The production numbers for the MP-44 are not the problem I have with giving it the title of "first successful assault rifle", it's the ammunition and magazine production. It was pretty rare that enough ammunition and magazines reached the soldiers on the front lines to fully realize the concept in action. Collimatrix has the book on this, and I welcome his contribution in clarifying this statement of mine.

 

Having said that, the MP-44 clearly did crack the code of mass production of the rifles themselves (though by today's standards its stamping operations are maddeningly complex, it was still cheap for the period). Strictly speaking, it may not have been the first assault rifle design built around expeditious mass production, but it was the first to actually achieve the numbers. I haven't written anything on this exact subject yet, but I do consider advanced mass production techniques to be a key ingredient in the assault rifle concept. The ideal assault rifle not only marries the range and striking power of the bolt-action rifle with the automatic fire mode and handiness of the submachine gun, it also strikes a new balance between being sophisticated enough to be capable yet lightweight weapon like the bolt action rifle and being cheap and quick to produce with a minimum of man-hours like a submachine gun. In this, the MP-44 is definitely a success.

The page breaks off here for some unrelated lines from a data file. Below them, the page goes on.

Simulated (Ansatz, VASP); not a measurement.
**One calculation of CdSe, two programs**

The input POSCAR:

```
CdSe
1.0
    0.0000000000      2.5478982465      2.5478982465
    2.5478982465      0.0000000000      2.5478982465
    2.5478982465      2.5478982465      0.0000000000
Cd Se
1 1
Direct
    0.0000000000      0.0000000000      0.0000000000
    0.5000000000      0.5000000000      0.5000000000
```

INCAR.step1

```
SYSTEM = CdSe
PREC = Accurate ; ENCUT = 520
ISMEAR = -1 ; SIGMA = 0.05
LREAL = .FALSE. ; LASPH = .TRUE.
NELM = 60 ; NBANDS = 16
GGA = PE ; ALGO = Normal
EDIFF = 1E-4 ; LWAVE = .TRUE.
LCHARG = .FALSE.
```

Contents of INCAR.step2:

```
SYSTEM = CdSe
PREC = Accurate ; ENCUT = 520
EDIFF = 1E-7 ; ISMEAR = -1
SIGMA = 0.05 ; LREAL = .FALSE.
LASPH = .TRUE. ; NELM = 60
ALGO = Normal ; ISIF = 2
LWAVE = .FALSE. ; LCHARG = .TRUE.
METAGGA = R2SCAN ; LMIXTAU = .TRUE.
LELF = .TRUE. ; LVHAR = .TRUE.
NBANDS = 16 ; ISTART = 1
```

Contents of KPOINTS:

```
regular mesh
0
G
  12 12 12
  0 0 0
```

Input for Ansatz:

So between these two considerations, can we call the MP-44 successful? Well, I think yes and no. It was never going to be the war-winning tool some feel it could have been; there simply wasn't the support for it. However, as a byproduct of the Nazi regime, it absolutely paved the way for Eastern and Anglo-Belgian developments in the area, though the Americans would reject the rifle as being nothing more than a glorified submachine gun.